Banco Santander, parent company of Santander Consumer USA, has named José Antonio Álvarez chief executive officer.
Álvarez replaces Javier Marín in the first major change since Ana Botín became executive chairman. The bank also named a new CFO and several new members of the director board.
“This is a new era in our industry and our history,” Botín said in announcing the move. “These changes will advance our progress to be the world’s best group of local retail and commercial banks, and enable us to fulfill the high international standards of corporate governance we have set ourselves.”
Ana Botín recently became leader of the Spain-based bank following the death of her father, Emilio.
Álvarez, who Botín called “a highly qualified and talented leader,” has served as Banco Santander’s chief financial officer for 10 years, the last two years under Marín.
“There is no one who knows our business, our balance sheet, our people or investors better,” Botín said of the new CEO. “For several years, he has been recognized by Institutional Investor magazine for leading the best finance team, as well as the best investor relations program, noted specifically for its transparency and rigor. He will bring this excellence to the CEO’s office. I very much look forward to working with him to address our opportunities and challenges together.”
Jose Garcia Cantera, head of Santander Global Banking and Markets, will take over as the bank’s CFO. Cantera was a top bank analyst at Citi before he became CEO of Banesto, a leading bank in efficiency, balance sheet strength and customer satisfaction which was integrated into Banco Santander in 2012.
Botín thanked the outgoing CEO for his 23 years of service to Banco Santander “and his substantial contribution to our business,” but gave no reason for his departure.
“As the global head of Private Banking, Asset Management and Insurance [Marín] helped us build global business of which we are very proud,” the executive chairman said. “For the past two years, he has brought a more innovative management approach and has led our work to improve our client-focus and service. During his tenure as CEO, we improved our profitability and efficiency.”

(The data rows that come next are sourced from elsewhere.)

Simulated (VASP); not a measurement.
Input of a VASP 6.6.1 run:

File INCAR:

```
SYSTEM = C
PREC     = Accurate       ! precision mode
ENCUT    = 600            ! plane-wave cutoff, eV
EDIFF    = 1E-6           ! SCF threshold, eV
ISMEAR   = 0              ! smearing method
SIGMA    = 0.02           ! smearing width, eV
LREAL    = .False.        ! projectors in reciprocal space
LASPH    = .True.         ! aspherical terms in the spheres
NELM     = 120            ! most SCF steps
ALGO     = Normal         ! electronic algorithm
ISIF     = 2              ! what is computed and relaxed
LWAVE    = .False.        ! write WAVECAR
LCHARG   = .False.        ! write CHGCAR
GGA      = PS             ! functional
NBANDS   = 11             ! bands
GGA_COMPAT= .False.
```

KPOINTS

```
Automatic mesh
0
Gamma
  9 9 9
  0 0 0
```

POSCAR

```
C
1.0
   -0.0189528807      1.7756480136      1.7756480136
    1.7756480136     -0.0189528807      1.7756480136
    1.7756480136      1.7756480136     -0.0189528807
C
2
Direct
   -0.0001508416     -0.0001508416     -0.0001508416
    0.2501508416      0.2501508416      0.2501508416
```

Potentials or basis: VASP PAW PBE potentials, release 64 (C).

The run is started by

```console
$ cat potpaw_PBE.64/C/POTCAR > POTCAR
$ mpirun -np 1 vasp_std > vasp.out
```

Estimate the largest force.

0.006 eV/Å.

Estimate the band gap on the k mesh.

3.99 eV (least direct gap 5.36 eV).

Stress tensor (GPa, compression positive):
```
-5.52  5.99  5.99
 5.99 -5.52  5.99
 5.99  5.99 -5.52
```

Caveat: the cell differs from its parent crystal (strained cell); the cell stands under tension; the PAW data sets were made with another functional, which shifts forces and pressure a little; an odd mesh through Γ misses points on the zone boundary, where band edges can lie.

(Botín prefers the title executive chairman, in part, to maintain continuity with her father.)
“Tuesday’s changes demonstrated Ms. Botín’s eagerness to establish herself as a powerful chairman, transforming a board that her father, Emilio Botín, had built up over decades …,” according to a report in The Wall Street Journal. “The appointments give Santander a younger board, a sign that Ms. Botín, 54 years old, is trying to give the bank a fresh face.”